Full of LUV
Well-known member
- Joined
- Feb 4, 2002
- Posts
- 1,021
Great points you make. A bit of thread drift on pensions follows but every airline pilot has been affected by this. Many (most?) large companies were completely funded and then some through the 90s. Earlier law required worker pensions to be fully funded from current obligations AND prohibited companies from using these pension funds for anything else.
When the market zoomed in the 90s the pensions had so much money that they could pay out fully for every employee, including new hires, even if they all lived to 99. Execs found this inaccessabilty to our own contractually-agreed-to pension funds unacceptable and lobbied hard to free this huge pension pot of money to recapitalize business to "be competitive and create jobs."
Congress eventually gave in and the execs then took the pension money and in one of the biggest transfers of wealth in history, instead of investing in their company and creating jobs, gave it to themselves. It's part of the reason CEO compensation went from 20x worker salary to 400x worker salary from 1980 to today.
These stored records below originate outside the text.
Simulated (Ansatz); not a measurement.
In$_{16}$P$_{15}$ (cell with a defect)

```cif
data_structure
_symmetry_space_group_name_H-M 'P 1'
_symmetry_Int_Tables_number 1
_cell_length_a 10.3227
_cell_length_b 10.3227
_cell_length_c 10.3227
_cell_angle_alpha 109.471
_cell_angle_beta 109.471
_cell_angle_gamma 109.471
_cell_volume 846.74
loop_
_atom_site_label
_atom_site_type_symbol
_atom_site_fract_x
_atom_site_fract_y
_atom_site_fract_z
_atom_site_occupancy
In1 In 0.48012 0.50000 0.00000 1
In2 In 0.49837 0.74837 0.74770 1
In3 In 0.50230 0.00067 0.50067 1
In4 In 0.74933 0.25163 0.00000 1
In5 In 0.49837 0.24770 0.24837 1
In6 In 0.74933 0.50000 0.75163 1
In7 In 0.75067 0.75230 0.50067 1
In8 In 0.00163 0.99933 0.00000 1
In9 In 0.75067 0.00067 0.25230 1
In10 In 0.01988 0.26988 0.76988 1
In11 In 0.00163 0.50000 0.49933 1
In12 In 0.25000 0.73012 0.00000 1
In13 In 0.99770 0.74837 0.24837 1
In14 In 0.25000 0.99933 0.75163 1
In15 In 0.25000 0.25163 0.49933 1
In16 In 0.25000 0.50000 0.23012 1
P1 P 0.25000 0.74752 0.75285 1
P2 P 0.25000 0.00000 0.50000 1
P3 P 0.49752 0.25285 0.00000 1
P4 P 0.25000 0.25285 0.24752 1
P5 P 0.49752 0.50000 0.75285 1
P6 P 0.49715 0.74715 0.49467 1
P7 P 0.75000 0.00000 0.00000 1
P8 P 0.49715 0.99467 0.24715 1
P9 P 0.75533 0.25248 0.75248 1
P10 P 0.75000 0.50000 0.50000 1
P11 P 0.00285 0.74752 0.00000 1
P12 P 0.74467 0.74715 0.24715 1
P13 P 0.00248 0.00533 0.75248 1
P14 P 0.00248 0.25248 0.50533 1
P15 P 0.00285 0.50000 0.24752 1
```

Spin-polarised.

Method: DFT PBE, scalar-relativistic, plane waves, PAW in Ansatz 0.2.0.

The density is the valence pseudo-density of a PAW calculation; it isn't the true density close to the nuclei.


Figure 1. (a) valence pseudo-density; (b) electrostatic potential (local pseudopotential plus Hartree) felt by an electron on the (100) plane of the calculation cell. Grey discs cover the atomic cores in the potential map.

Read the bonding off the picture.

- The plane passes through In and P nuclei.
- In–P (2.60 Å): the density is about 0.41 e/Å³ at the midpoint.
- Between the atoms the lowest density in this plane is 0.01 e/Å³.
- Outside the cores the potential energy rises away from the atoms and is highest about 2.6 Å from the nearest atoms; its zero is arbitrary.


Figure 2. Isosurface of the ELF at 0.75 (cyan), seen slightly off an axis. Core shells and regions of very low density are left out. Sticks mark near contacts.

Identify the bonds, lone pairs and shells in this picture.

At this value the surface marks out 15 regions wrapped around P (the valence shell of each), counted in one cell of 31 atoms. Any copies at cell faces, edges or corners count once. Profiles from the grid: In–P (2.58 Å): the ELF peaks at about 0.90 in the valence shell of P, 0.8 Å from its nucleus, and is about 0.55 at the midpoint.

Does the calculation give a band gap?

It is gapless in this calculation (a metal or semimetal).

Then pleading that the now empty pension funds and now newly unfunded future obligations (remember the "$2000 of every car goes to union pensions" propaganda?) were killing their business and making them unable to be "be competitive and create jobs," (that mantra always seems to work) they threatened or entered BK in order to eliminate pensions altogether.
Voila, the once fully-funded pension money has been transferred, there are no more pensions for workers, the economy tanks, jobless and retirees increasing rely on the government, and the same folks who took the pensions--impoverishing the retiree and not creating the promised jobs--turn around and buy politicians who will "get government out of our lives" by defunding safety nets.
It's all been conducted like a symphony. Darwinian capitalism at its finest. Read all about it in the book "Retirement Heist."
Well, I'm not an expert on the subject didn't Delta petition the government to allow it to prefund it's pension plan (with pretax money) in 1999/2000 time frame because congress had set up the rules that since the pension funds were rockin with stock returns, the companies actually could not contribute to them (unless it was post tax money) which made it excessively expensive. Then when stock market and economy tanks a couple of years later and while the companies are losing money the government says cough up huge pension deposits.
Not saying the companies are pure and virtuous, but often congress and bizness work hand in hand to muck it up.